My brethren, you must not make distinctions between one man and another while you are striving to maintain faith in the Lord Jesus Christ, who is our glory.
For suppose a man comes into one of your meetings wearing gold rings and fine clothes, and there also comes in a poor man wearing shabby clothes,
and you pay court to the one who wears the fine clothes, and say, "Sit here; this is a good place;" while to the poor man you say, "Stand there, or sit on the floor at my feet;"
is it not plain that in your hearts you have little faith, seeing that you have become judges full of wrong thoughts?
Listen, my dearly-loved brethren. Has not God chosen those whom the world regards as poor to be rich in faith and heirs of the Kingdom which He has promised to those that love Him?

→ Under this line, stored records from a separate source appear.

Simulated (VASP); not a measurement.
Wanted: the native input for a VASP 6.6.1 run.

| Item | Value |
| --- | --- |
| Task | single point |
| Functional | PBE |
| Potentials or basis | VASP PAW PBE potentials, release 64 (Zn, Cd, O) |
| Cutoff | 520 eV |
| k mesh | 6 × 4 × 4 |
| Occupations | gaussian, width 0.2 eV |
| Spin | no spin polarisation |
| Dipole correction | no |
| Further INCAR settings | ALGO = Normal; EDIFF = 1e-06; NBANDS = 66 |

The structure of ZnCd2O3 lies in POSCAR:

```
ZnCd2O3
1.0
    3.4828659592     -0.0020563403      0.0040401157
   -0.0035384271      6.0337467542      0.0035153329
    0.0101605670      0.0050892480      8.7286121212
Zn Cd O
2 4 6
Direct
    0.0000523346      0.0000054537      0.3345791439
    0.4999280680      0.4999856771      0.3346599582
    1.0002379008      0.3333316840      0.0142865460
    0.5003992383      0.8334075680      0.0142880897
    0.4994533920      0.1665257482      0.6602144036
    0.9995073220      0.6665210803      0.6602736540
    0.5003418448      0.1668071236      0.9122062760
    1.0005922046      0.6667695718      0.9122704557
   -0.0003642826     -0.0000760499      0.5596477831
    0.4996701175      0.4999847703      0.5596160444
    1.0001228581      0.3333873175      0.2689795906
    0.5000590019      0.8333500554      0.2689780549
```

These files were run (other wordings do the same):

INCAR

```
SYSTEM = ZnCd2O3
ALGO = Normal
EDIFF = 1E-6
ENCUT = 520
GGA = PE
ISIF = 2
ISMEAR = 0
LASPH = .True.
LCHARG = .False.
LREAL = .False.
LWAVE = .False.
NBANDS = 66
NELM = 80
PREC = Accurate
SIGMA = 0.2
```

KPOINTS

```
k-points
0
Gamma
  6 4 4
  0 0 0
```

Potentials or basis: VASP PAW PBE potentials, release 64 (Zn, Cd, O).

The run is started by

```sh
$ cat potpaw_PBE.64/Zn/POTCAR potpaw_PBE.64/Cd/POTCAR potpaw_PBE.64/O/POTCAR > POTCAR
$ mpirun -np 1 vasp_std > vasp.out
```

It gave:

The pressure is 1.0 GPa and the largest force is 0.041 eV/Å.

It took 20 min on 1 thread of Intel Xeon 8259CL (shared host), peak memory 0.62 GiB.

But *you* have put dishonour upon the poor man. Yet is it not the rich who grind you down? Are not they the very people who drag you into the Law courts? --
and the very people who speak evil of the noble Name by which you are called?
If, however, you are keeping the Law as supreme, in obedience to the Commandment which says "You are to love your fellow man just as you love yourself," you are acting rightly.
But if you are making distinctions between one man and another, you are guilty of sin, and are convicted by the Law as offenders.
A man who has kept the Law as a whole, but has failed to keep some one command, has become guilty of violating all.
For He who said, "Do not commit adultery," also said, "Do not commit murder," and if you are a murderer, although not an adulterer, you have become an offender against the Law.
Speak and act as those should who are expecting to be judged by the Law of freedom.
For he who shows no mercy will have judgement given against him without mercy; but mercy triumphs over judgement.
What good is it, my brethren, if a man professes to have faith, and yet his actions do not correspond? Can such faith save him?
Suppose a Christian brother or sister is poorly clad or lacks daily food,
and one of you says to them, "I wish you well; keep yourselves warm and well fed," and yet you do not give them what they need; what is the use of that?
So also faith, if it is unaccompanied by obedience, has no life in it--so long as it stands alone.
Nay, some one will say, "You have faith, I have actions: prove to me your faith apart from corresponding actions and I will prove mine to you by my actions.
You believe that God is one, and you are quite right: evil spirits also believe this, and shudder."
But, idle boaster, are you willing to be taught how it is that faith apart from obedience is worthless? Take the case of Abraham our forefather.
Was it, or was it not, because of his actions that he was declared to be righteous as the result of his having offered up his son Isaac upon the altar?
You notice that his faith was co-operating with his actions, and that by his actions his faith was perfected;
and the Scripture was fulfilled which says, "And Abraham believed God, and his faith was placed to his credit as righteousness," and he received the name of `God's friend.'
You all see that it is because of actions that a man is pronounced righteous, and not simply because of faith.
In the same way also was not the notorious sinner Rahab declared to be righteous because of her actions when she welcomed the spies and hurriedly helped them to escape another way?
For just as a human body without a spirit is lifeless, so also faith is lifeless if it is unaccompanied by obedience.